55% of businesses say complexity is taking toll on profit

14 December 2015 Consultancy.uk

For more than half (55%) of businesses, organisational complexity is taking a toll on profits, research by the Economist Intelligence Unit shows. Decision-making processes are the biggest source for this complexity, while poor management is cited as the biggest obstacle to reduce it. Focussing on collaboration is seen as the most effective tactic to reduce organisational complexity. According to the researchers, an organisation’s leadership must promote a culture of collaboration, while also providing the tools for effective change.

In its recently released report, titled ‘Taming organisational complexity – Start at the top’, the Economist Intelligence Unit (EIU) researches organisational complexity in an attempt to shed some light on the causes of and solutions to this complexity. For the research, the EIU surveyed 331 executives from companies with annual revenue greater than $500 million in a variety of industries.

Complexity of the company

Of the respondents, the majority of executives say their company is very or extremely complex; with ‘other’ executives experiencing the most complexity at 57%, compared to 54% for C-level executives. Around a quarter (24%) of C-level executives find it ‘easy to get things done’. For other executives, less than one in ten (9%) feels this way. Only 1% of respondents indicate that their organisational structure is not complex at all.

Complexity effects
According to EIU’s research, organisational complexity is a recurring challenge for management and impedes competitiveness. More than half (55%) of organisations say that complexity has negatively affected their profits in the past three years, 5% of which have seen their profits being affected significantly. Most affected by complexity is general management, stated by 29% of respondents, followed by employee relations (23%) and customer service (21%). In addition, 38% of executives say they are spending up to 25% of their time on managing that complexity, and almost one in five (17%) is spending up to 50% of their workday dealing with complexity.

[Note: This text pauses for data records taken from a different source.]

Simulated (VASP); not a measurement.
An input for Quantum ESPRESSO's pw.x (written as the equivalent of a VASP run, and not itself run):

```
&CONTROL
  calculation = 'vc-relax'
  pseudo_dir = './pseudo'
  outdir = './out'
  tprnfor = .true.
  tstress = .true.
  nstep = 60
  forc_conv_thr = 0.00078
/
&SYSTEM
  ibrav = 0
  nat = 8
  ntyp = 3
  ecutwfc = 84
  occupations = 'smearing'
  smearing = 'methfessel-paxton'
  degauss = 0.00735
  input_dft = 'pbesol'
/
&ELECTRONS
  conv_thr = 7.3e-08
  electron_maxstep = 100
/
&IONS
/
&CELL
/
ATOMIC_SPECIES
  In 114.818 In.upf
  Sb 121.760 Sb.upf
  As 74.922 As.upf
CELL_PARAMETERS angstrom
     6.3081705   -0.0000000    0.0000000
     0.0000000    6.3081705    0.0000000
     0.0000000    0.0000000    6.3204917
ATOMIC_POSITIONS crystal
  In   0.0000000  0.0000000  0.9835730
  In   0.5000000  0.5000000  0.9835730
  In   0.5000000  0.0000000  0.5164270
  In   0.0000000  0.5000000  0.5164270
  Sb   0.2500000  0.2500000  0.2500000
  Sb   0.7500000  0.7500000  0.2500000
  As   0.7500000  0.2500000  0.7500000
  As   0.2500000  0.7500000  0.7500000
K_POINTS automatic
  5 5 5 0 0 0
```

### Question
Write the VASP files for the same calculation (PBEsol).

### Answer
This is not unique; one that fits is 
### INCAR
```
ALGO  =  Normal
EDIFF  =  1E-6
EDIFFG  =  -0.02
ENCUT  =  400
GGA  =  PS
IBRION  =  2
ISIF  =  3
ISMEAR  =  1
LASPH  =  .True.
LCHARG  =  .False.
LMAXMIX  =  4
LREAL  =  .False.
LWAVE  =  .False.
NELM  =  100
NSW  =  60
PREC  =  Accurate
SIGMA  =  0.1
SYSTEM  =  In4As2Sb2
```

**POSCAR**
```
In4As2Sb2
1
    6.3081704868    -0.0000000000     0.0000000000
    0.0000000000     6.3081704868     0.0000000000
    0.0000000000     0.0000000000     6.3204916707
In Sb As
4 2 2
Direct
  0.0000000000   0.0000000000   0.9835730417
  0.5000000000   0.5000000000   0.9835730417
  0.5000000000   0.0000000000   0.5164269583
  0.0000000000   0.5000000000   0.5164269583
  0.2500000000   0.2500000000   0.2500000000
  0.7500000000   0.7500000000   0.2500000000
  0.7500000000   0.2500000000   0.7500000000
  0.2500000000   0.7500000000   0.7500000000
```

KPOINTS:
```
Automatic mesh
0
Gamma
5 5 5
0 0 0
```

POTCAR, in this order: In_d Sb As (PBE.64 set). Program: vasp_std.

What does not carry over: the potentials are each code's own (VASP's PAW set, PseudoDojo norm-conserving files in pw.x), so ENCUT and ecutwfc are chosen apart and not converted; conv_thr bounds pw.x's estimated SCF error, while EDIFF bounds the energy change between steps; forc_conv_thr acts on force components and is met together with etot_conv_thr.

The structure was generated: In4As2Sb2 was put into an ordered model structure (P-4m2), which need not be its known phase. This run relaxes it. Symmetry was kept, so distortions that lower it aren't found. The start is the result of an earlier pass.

Primary sources of complexity

The primary source for complexity is decision-making, cited by 12%, followed by organisational structure (9%). The organisation’s size, pace of innovation, amount of data to manage, not making managing complexity a priority, and culture for infrastructure share a third place, all cited by 8% of respondents.

The most common tactic to reduce complexity, as taken by the respondents in the past three years, is the promotion of a culture of collaboration (39%). A third (33%) has implemented new technology tools or infrastructure, while 30% has created a cross-functional role to facilitate collaboration, implemented new decision-making processes or improved their leadership skills. Although collaboration is seen as a key method to reduce organisational complexity, only 17% use ‘time managers spend collaborating with other managers’ as a metric, and 14% use ‘time employees spend outside their department’.

Steps to reduce complexity

Poor management is cited by 44% of respondents as the biggest obstacle to reduce complexity, followed by lack of buy-in across the organisation, culture slowed or prevented change and a too big amount of data to manage, all listed by 30%. Other obstacles include a lack of incentive to collaborate (22%), a lack of commitment to change (19%) and a too fast-growing organisation (7%).

Biggest obstacles to reduce complexity

The survey suggests that leadership decisions, effective change management and follow-through are key to reducing complexity. The researchers conclude that “the effort to reduce complexity must be driven from the top down, with executive management leading the charge by promoting a culture that favours collaboration and then providing the tools and technologies that enable it. Because no effort can be successful without the ability to measure its impact, it’s necessary to determine metrics that are appropriate for the organisation to gauge success. Finally, leaders need to ensure that reducing complexity remains a priority for everyone, with sound change management ensuring that initial efforts to reduce complexity take root and thrive.”